Since 2022, five separate councils including Birmingham, Nottingham, Woking, Thurrock, and Croydon have declared bankruptcy. This is unprecedented; between 2001 to 2018 not a single council went bankrupt. Today a fifth of council leaders say they may follow suit.
Why has this crisis emerged?
Firstly, costs of key services are spiralling. Councils are tasked with providing for the most vulnerable, the demand for which has risen in tandem with skyrocketing poverty.
The government has responded by increasing the role of the private sector in providing essential services, such as care for the elderly and children.
Yet the government’s own analysis on children in care services concludes: “Profits of the largest providers are materially higher than we would expect them to be if this market were working well”.
In other words these vultures use their monopoly position to profiteer off the most vulnerable children in society and expect the working class to pay for it.
This is precisely how the market ‘works well’ – to channel funds into the pockets of the rich!
Shortfall
Secondly, funding has been slashed. Between 2010-2020 central government grants fell by 40% in real terms. Even with tax hikes, spending power remains 17.5% less than when the Tories took power.
On 24 January the government announced a £600m increase in funding for local authorities. But this is only a fraction of the £4bn shortfall that even the government estimates is needed for the next two years alone.
Meanwhile, £4bn a year of council budgets is handed straight to the banks in the form of interest payments on debt.
Mismanagement
Mismanagement is also a factor.
Woking council went bust after throwing over £700m at a high-rise hotel development. Thurrock council gambled hundreds of millions of pounds on risky commercial investments. And Birmingham went broke after the unions brought them to court for underpaying female workers £1.1bn over a decade.
Such mistakes are amplified by the amount of staff that have been cut, and the relentless pressure to find ‘alternative’ sources of income to plug the gaps left by austerity.

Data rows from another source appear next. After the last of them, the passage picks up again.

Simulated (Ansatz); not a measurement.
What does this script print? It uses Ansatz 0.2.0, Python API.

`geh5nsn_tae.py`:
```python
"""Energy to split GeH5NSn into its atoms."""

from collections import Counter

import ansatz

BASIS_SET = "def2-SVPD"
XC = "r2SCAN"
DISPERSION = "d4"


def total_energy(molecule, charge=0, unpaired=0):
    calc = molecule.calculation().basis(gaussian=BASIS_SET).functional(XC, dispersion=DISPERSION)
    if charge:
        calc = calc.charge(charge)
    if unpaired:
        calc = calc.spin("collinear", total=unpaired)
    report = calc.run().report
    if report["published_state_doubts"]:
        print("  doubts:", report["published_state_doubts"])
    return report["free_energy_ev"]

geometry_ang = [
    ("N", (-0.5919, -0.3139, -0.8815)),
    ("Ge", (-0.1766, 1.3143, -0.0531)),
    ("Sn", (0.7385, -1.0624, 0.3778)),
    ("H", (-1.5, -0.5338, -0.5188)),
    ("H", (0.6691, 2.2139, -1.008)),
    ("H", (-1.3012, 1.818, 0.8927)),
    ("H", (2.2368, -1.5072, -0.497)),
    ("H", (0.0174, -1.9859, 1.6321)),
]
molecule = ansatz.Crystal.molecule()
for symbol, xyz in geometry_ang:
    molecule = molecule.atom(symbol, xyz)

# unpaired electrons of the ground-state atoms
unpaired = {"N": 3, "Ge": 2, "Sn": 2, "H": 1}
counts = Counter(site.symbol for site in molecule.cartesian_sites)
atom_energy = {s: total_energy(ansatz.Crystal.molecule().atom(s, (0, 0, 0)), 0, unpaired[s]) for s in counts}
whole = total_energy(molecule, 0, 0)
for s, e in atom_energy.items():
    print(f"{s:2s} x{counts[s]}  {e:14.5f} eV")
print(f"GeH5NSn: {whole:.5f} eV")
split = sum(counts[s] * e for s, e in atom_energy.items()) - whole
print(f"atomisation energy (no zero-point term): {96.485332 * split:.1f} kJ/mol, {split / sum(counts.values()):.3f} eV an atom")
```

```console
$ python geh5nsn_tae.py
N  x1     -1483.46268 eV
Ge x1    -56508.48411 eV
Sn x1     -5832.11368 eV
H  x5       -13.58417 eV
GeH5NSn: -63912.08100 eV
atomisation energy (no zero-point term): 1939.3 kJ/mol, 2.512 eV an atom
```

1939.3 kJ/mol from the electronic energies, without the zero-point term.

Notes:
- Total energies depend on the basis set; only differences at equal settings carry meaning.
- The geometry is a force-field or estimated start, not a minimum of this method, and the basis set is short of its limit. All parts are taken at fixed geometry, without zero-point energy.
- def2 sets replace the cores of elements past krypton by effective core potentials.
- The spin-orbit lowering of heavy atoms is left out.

When interviewing one Birmingham Labour councillor we asked how no one saw this disaster coming? “There’s so few staff left, everyone is pushed to the limit, no one knows what is happening. We were blindsided”.
Such is the scale of the crisis, however, that even ‘well run’ councils are facing bankruptcy.
Democracy denied
Once a council hands in its section 114 (bankruptcy) notice things go from bad to worse. If Whitehall wishes, they can completely suspend local democracy and instead appoint commissioners to take over the council.
These commissioners are tasked with ‘restoring public finances’ and are accountable to no one. Local councillors are turned into rubber stamps for these unelected bureaucrats, who are paid the handsome sum of £1,000 a day.
In Birmingham, this means £300m of cuts, including 600 jobs, and hiking council tax by 21%.
Dented shield?
This crisis is the logical outcome of over a decade of austerity by the Tories and the complete failure of the so-called ‘dented shield’ approach employed by Labour i.e. managed cuts.
One councillor, when asked what Starmer will do to save the day, said: “Nothing yet! You know the money’s got to come from somewhere.”
This is true. The money ultimately has to come from either the capitalist class or the working class. And so long as the capitalists are in the saddle, it’s of course workers who are made to pay with mass job losses, eye watering taxes, and slashed services.
Starmer has nothing to offer the working class other than more attacks and austerity. We need a communist alternative to the complete failure of Labour’s ‘dented shield’.
The very workers that Starmer will be laying off in their thousands are represented by Unison and GMB, who fund the Labour Party! The stage is being set for an almighty showdown.
All unions must therefore unite and mobilise to defend jobs, force out these unelected commissioners, and take matters into their own hands.
Break the law, rather than the poor
The money exists in society to provide excellent services for all, but it is in the hands of the banks and the profiteers.
We say:
- Debt payments to the capitalists must be reneged on. The bankers and billionaires have bled us dry for long enough!
- All council services should be brought back in house, expropriating the profiteers without compensation.
- Asset selling must cease. All privatised council assets should be taken back into local authority ownership, as well as those required to run decent services.
- Every council official should be paid no more than the average wage of a skilled worker.
- Any attempts to circumvent or suspend local democracy should be responded to with the full force of the labour movement.
We will be told that these moves contravene the law. But who does the law defend, the vulnerable and poor, or the private property of the rich? Communists say it’s better to break the law than break the poor.
A communist programme is the only fighting alternative to the brutal cuts and misery on offer. The need to build the Revolutionary Communist Party is clear.
No job losses. No tax rises on workers. No cuts to services. Make the bosses pay!